The other approach is that of relying on power management features within the hardware to give you power savings without turning the system off. Your CPUs could be configured to back down to as near “off” as is possible when idle - the disks could stop spinning. Advanced servers can even power down DIMMs that are not in use.

If you are going to need to be able to bring the VMs on that server up in less than the five minutes or so it takes a server to boot and resume its VMs, then this is the only way to eke out power savings. No modern business ever truly shuts down. Even after all the staff have gone home, there are some computer systems active. Routers, email and web servers, some desktops or VDI instances left running because certain staff remote in from home at odd hours. We even leave dedicated systems up to monitor the activity of all the other systems and report problems. These systems left active all day are certainly among those that would be considered “critical”. Outages of more than a few minutes result in a red-faced pointy-haired boss pacing the IT offices demanding answers.

While there may be other systems which are “critical” to have operational during the day, these 24/7 workloads are special. In an ideal world, one where the resiliency of computer hardware didn’t suck, you would consolidate all your 24/7 workloads onto a single spiffy virtual server, and shut everything else down when it wasn’t needed. In the real world though, this is “too many eggs in one basket”, and generally a terrible idea.

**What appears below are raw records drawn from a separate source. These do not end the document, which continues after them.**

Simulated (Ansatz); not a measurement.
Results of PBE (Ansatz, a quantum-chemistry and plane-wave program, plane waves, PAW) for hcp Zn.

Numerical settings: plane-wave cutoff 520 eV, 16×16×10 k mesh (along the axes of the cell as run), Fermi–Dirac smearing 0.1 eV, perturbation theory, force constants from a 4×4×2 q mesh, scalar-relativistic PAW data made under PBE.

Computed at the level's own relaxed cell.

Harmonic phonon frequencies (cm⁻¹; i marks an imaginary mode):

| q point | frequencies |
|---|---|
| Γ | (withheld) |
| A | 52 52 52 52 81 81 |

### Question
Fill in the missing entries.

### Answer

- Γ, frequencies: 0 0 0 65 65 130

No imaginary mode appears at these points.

So let’s say that you manage to spread these 24/7 services out across a couple different physical servers, thus at least partly mitigating the risks. You’ve figured out what can be shut down at night, and done this. You still need to keep an eye on the physical servers running those 24/7 VMs, and be alerted when they fail. You then need to move the workloads over to backup servers (or spin up some of the sleeping ones) so you can restart the dropped VMs. This is where, unless your sysadmins are manning the servers 24/7, we start getting into absolutely requiring management software. If you want to virtualise your 24/7 critical workloads, then you absolutely require good management software that is capable of treating all virtual servers available to it as a gigantic cluster.

You need a good SAN, so that you can move workloads from one virtual server to the other in real time, and you need to spend the time to get to know your flavour of virtual server management software in depth. You should be able to tell your management software which are your absolutely critical VMs by assigning resource priorities. You can configure it to spin up critical VMs as soon as they fail, and even to power down unused nodes. None of these tools remove the need to do proper resource modelling on your VMs; nor to properly configure suspend and resume times in order to conserve power.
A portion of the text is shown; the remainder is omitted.